If Big Brother doesn’t put me on standby, the baby is sure to pick up the slack. He announces his event by starting up his motorcycle. We call it that because it sounds like he’s revving up a Harley when he lets it rip. Big Brother thinks it’s hilarious. I think it means the salad dressing is going to make my lettuce get all soggy before I can taste it.

The baby’s poop events can be dealt with more quickly, unless he decides to enjoy an open-air pee in that free and wild moment between diapers, or he holds something back with which to christen the fresh diaper. Whenever he needs to quake out an aftershock, he always has the courtesy to wait until I’ve washed my hands once more before he hops back onto that motorcycle.

“Uh, excuse me, Daddy. You might want to put your fork down for this one. I’m gonna try to hit the high note here.”

These boys are so reliable in upsetting my meal plans that I begin to think I must be cursed. I’ve tried to comb through my past, searching for any incident that might have resulted in my insulting some sort of boom-boom gypsy. What offensive act might I have committed to inspire the potty time wizard to open up his book and cast spell number two? Did I cut in front of some sorcerer in the line for a porta-potty in my untamed youth? I don’t remember.

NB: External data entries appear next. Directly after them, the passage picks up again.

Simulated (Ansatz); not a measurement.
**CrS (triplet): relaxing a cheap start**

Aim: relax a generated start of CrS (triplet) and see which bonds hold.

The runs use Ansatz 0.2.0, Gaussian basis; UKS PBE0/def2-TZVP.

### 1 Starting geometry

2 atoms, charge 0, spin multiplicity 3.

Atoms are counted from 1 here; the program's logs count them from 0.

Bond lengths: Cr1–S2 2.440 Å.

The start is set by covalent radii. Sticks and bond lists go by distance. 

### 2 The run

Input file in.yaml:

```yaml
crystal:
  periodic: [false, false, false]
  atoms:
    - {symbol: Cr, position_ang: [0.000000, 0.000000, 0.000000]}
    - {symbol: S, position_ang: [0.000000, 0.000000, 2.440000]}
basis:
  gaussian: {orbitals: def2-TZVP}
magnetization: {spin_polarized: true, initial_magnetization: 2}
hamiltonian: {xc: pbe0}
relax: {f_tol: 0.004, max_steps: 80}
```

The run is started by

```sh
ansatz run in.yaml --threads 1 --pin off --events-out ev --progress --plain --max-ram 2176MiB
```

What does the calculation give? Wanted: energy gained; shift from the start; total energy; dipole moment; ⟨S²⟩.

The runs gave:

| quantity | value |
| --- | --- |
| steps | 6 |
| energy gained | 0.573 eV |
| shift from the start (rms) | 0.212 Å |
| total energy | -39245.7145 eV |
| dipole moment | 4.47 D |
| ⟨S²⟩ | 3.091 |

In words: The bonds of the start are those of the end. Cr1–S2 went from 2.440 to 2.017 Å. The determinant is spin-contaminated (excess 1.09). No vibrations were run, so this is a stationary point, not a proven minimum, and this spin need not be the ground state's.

If you are out there, offended one who put this hex on me, please accept my humblest apology for whatever my crime, and let me once eat a hot meal with fresh air in my nostrils.

 

Put your head on my shoulder, dammit!

Is it unmanly to admit that I’m a touch jealous of the way the baby snuggles up so happily on Mommy’s chest and rests his contented little head on her shoulder? Luckily, I have some wood to split out back, so if an admission like this siphons some of my manliness, I’ll just pick up my splitting maul and go pump it back up to the fill line.

The baby settles in so easily when Mommy holds him close. He looks like he fits the spot perfectly and would rather be nowhere else. Whenever I try to rest his little noggin on my shoulder, he swipes his face from side to side, unable to find a comfy spot for it. He never settles down and eventually becomes so disgusted with the arrangement that he tries to thrust himself off of me like a backstroke swimmer at the start of a race.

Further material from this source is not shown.